The US President tapped a body of sentiment that repulses the mainstream political class, and that opportunity also exists here. If you want to shop safe from imported Muslim hell drivers, miss affordable electricity and think little kids should master sums before sodomy, all you lack is the right candidate.
One of my American conservative heroes, William F. Buckley, attempted over the decades to deliver the great right wing project, “fusionism”. This was the building of a right of centre coalition of the willing. Libertarians and conservatives together. His early political project was Barry Goldwater. His later project was Ronald Reagan. Bill was indefatigable, and lieutenants, such as Frank Meyer, set out to herd the cats of the right into something of a competitive political and philosophical force that would stand athwart history and yell “stop”. They would attain power and deliver broad conservative policy outcomes. And they would build this on the back of a philosophical synthesis.
Listening to Mark Steyn speaking recently at the Restoration Weekend organised by the great and courageous David Horowitz – that rare lefty who realised before it was too late he had been an idiot – and hearing the repeated boos at Mark’s every mention of Bill “Never Trump” Kristol, one was shaken to realise that the American right is now hopelessly fractured. The fracture is the result of Trump’s ascendancy and the growing, sullen realisation by his critics that he can actually run a productive, can-do government that is delivering real benefits to great swathes of the American people.

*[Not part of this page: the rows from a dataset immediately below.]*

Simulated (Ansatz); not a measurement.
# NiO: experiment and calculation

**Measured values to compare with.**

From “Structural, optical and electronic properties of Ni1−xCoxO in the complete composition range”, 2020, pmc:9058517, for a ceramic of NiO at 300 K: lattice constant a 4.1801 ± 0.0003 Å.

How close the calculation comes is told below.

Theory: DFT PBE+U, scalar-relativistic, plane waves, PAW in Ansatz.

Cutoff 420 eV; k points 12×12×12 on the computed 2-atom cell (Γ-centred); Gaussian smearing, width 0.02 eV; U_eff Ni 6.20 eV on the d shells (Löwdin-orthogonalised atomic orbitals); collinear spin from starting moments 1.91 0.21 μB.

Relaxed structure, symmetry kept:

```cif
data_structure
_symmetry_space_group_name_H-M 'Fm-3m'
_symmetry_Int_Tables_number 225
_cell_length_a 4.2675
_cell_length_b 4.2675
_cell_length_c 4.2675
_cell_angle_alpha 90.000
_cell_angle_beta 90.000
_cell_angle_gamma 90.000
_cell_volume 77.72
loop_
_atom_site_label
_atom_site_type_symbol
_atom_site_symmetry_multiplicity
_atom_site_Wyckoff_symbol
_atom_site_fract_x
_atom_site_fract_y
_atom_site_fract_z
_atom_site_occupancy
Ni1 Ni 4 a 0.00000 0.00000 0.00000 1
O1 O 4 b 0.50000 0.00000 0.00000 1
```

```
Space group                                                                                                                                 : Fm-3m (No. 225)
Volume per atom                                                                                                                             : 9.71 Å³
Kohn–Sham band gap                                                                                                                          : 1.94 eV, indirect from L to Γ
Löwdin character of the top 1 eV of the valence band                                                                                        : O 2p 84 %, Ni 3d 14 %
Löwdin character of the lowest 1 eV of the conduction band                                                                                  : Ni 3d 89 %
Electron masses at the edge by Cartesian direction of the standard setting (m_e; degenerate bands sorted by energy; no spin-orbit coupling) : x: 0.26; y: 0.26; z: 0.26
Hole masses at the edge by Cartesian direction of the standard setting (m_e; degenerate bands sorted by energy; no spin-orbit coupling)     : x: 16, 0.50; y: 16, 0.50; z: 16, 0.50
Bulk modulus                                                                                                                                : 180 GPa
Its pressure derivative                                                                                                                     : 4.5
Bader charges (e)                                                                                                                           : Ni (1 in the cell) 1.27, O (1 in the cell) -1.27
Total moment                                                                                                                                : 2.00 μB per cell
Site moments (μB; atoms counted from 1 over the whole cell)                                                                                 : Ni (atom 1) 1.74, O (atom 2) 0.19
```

You won’t read that in the Guardian, the mentally enfeebled Fairfax Press or that endless spigot for inner-city received opinion, the ABC, but the fact that such agents of New Establishment orthodoxy all share that view demonstrates its truth. Is there one issue – wind turbines, the benefits of industry-killing electricity costs, the literary worth of all who get invitations to their mates’ writers festivals – on which the Left gets it right? Trump hatred is but more of the same.
The Clinton kleptocracy and its fellow travellers predictably are aghast at what they see in Trump. But this Clintonian regret is driven by self-interest, essentially. The Clintons are toast now; no longer useful, as Hillary will never be president, they have no influence to peddle and must now slouch towards their grim, shared sunset. The left-of-centre political class which they exemplify is being consumed by its own corruption, and, as we have seen recently, its lust.